The shares fell as much as 4.3 per cent, the biggest intraday drop in three months, despite Lufthansa raising its 2017 operating profit forecast to gradually catch up with analyst estimates.
While first-half earnings almost doubled on stronger traffic, investors focused on the company's lack of progress in responding to lower cost rivals.
"We remain concerned that Lufthansa is not making sufficient progress in improving competitiveness in its core businesses," Gerald Khoo, a London-based analyst at Liberum, said in a report to clients.
Bankhaus Metzler analyst Guido Hoymann downgraded his recommendation on Lufthansa to sell from hold.
Lufthansa shares had been trading at a nine-year high as the company said in its last two monthly traffic reports that ticket pricing was "positive".
The company said in a statement late Monday that the trend for unit revenue, a measure of pricing per seat, will be "negative" in the second half.
The carrier, which has its main bases in Frankfurt and Munich, has capitalised on the added demand by leasing extra aircraft from ailing rival Air Berlin Plc and acquiring full control of Brussels Airlines, which is combining with the Eurowings low-cost arm that Lufthansa is seeking to expand.
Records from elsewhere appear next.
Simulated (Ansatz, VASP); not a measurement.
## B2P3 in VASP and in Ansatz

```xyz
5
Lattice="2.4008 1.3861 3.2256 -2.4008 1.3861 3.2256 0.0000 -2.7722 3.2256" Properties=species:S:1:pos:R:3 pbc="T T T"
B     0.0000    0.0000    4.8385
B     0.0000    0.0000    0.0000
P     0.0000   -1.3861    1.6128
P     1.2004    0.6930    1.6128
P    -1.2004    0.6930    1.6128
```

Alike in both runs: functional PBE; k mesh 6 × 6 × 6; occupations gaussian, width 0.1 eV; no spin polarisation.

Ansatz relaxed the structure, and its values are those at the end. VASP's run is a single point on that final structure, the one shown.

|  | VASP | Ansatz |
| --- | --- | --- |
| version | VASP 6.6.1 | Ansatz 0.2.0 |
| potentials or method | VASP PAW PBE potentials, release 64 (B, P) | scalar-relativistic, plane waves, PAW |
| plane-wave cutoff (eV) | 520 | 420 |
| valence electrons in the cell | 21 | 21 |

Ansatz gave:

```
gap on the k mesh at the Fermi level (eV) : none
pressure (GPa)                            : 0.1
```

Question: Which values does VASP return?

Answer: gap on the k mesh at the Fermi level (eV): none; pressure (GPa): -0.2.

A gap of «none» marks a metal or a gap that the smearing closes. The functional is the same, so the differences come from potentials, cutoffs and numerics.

Amid the expansion push, Lufthansa still has to agree on wage and retirement terms with its pilots union. Even if the carrier succeeds in reducing unit costs at Eurowings as planned, the arm's costs will still be far higher than those at budgets rivals such as Ryanair Holdings Plc.
Lufthansa shares fell 3.1 per cent to 20.46 euros at 9.47am in Frankfurt.
Still, the stock is the best performer this year on Germany's benchmark DAX Index with a 67 per cent gain.